Cloud and Shadow Masking Strategies

Atmospheric and shadow contamination is one of the most pervasive quality problems in optical satellite time series. Even a small fraction of unmasked cloud pixels propagates spectral errors into spectral index calculation pipelines, corrupts land-cover classifications, and produces spurious change signals in temporal analysis. This guide walks through a production-tested Python workflow — QA bit decoding, spectral thresholding, geometric shadow projection, and morphological cleanup — that produces reliable boolean masks for Sentinel-2 and Landsat scenes. For the broader architectural context, see Satellite Processing Workflows & Index Pipelines.

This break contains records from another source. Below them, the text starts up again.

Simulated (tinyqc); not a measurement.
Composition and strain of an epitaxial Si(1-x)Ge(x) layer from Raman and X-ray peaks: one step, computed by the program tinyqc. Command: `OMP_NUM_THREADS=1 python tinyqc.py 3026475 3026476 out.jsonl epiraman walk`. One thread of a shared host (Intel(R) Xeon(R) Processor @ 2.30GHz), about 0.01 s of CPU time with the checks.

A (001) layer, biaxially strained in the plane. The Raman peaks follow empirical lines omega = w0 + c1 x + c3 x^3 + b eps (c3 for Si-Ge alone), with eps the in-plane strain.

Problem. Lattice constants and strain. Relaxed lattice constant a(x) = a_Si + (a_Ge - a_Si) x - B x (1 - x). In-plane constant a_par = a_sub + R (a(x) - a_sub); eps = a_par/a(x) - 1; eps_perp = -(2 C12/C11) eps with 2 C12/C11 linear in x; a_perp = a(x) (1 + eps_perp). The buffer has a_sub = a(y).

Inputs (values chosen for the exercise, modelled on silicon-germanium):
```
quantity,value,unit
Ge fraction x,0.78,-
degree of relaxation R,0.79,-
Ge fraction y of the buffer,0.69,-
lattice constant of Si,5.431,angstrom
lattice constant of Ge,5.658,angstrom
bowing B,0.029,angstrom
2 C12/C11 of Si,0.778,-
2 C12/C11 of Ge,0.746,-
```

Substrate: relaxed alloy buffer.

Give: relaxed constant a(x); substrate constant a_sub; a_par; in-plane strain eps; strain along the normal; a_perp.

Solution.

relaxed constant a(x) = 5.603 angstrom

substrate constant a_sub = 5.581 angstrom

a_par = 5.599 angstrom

Cloud and Shadow Masking Pipeline Five sequential stages: Ingest & Align, QA Bit Decode, Spectral Threshold, Shadow Projection, Morphological Refine, then masked output. Arrows connect each stage left to right. Ingest & Align Bands rasterio QA Bit Decode numpy bitwise Spectral Threshold SWIR / blue ratio Shadow Projection scipy.ndimage.shift Morphological Refinement binary open/close Bool Mask Cloud & Shadow Masking Pipeline Steps 2 & 3 produce independent boolean arrays — union them before shadow projection

Prerequisites

Install the required packages:

pip install rasterio numpy scipy scikit-image pyproj
Library Min version Why required
rasterio 1.3.0 Raster I/O, affine transforms, CRS handling
numpy 1.24 Bitwise operations, array broadcasting
scipy 1.10 Morphological filters, geometric shift
scikit-image 0.20 disk structuring element for morphology
pyproj 3.4 CRS conversion for shadow azimuth math

Conceptual prerequisites. You should be comfortable reading surface reflectance products (L2A for Sentinel-2, Collection 2 Level-2 for Landsat) and understand how affine transforms map pixel indices to geographic coordinates — see Handling Pixel Resolution and Scaling if you need a refresher. Cloud masking also benefits from applying Automated Image Clipping and Cropping early in the pipeline: cropping to your area of interest before masking reduces array size and cuts bitwise operation time significantly.


Step-by-Step Workflow

Step 1 — Ingest and Spatially Align Bands

Load surface reflectance bands and the provider QA layer into a common NumPy array. Verify that all inputs share the same affine transform and CRS before any mask operation; misaligned QA layers are the leading source of edge-artifact failures.

import rasterio
import numpy as np
from pathlib import Path


def load_aligned_raster(
    band_paths: list[Path],
    qa_path: Path,
) -> tuple[np.ndarray, np.ndarray, dict, rasterio.Affine]:
    """Load reflectance bands and a QA layer, asserting spatial alignment.

    Returns
    -------
    reflectance : ndarray, shape (B, H, W), float32
    qa_band     : ndarray, shape (H, W), uint16 or uint8
    meta        : rasterio profile dict for the first band
    transform   : affine geotransform
    """
    with rasterio.open(band_paths[0]) as src:
        meta = src.meta.copy()
        ref_transform = src.transform
        ref_crs = src.crs
        ref_shape = (src.height, src.width)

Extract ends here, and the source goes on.